As the piston comes down the back of the cam, this will deactivate the check valve and help suck fuel in for the next event.

Just a guess.

For those of you who are still confused, let me confuse you some more... Think of this pump as how a turbo charged 2 stroke engine works. In this case, the turbo is the electric fuel pump, and the throttle valve(s) are the barrels that are turned by the main rack, and the pistons are the same driven by the crank (cam in the MFI).

While in a 2 stroke motor the air/fuel/oil mix goes into the crank case, and the piston going down forces that mix into the cylinder, the MFI relies on the electric pump to supply the pressure/volume for the fuel to enter the piston while its down and the intake port is exposed. Once the piston rises past that intake port, the fuel is now sealed in the cylinder and pressure is now increasing as the piston continues upward, forcing the check valve to open (this is the 180-220PSI pump operating numbers we hear about), and fuel is on its way to the injectors.
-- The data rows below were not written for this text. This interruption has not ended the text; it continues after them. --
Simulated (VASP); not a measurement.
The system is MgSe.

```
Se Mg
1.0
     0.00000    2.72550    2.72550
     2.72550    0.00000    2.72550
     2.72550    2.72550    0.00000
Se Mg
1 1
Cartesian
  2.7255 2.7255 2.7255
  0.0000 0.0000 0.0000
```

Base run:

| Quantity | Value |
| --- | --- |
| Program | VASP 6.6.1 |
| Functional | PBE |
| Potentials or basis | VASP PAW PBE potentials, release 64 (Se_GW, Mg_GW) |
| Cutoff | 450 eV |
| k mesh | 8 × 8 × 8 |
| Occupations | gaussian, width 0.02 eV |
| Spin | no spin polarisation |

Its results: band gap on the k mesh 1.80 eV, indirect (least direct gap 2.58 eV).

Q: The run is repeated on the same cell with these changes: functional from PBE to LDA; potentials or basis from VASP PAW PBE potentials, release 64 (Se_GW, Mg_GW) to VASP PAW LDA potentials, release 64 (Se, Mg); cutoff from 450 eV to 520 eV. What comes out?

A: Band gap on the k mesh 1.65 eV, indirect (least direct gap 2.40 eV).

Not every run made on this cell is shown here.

Scott: I think the stock injectors might have a problem after 70ml/1000 strokes @4000 rpm. I don't know if they can be modified. The RSR injector is physically the same but has a different part number and most likely NLA. The bigger problem is that the electric fuel pump is about at it max when the MFI pump is delivering 70ml at each injector.
Flieger: Simple bore with the exception of the fuel port holes. The cylinder is fixed and the pumping plunger is able to rotate from idle to full load. At full load the spiral grove on the plunger is at it's largest opening inline with the fuel port hole in the cylinder. Also at full load the angle of the spiral grove closes the fuel inlet port at a later time which allows more fuel to be delivered.

Edit: Lots of the information gathered on the injectors would indicate they will flow more than 70ml/1000 strokes @4000 pump rpm. Good news.

Edit: Don, Great explanation.

Got it.

So how is the volume changed?

Is it just by opening the intake to the plunger more. It seems there has to be a change of volume inside the cylinder.

911st, again, think of it as a 2 stroke. the size of the cylinder does not change. The piston stroke does not change. The amount of air/fuel mixture you allow in (based on throttle) is what changes. This is how you regulate what goes into any engine or pump for that matter.

So when the main rack/barrels are at a low volume position, the port is at its smallest (port, throttle, gate, valve, whatever you want to call it), only allowing a small amount of fuel in based on a set pressure/volume that the electric pump supplies (~14psi & ~33L/hr). When the port is at is largest (WOT, higher revs, cold starting conditions, etc) more fuel is allowed to enter the chamber, thus more volume.

First picture shows the relationship between the cylinder fuel inlet port and the plunger spiral angle "metering land" at a point where as the plunger moves to TDC the fuel will be cut off sooner that it would compared to the lower picture which shows the plunger rotated more towards full load. You can see the spiral angle now at more of a full load cuts the fuel off later as it goes to TDC.
http://forums.pelicanparts.com/uploa...1276112212.jpg

http://forums.pelicanparts.com/uploa...1276112227.jpg

I can see that its hard to get your head around because petrol isn't a compressible liquid like the example I gave with the two stroke engine. But don't let that confuse you. We're talking very small change in amounts of fuel per cylinder (in the mfi pump)... and keep in mind RPM will be the biggest factor of increased fuel volume (just as a regular engine pushes a lot more air at high revs than low revs).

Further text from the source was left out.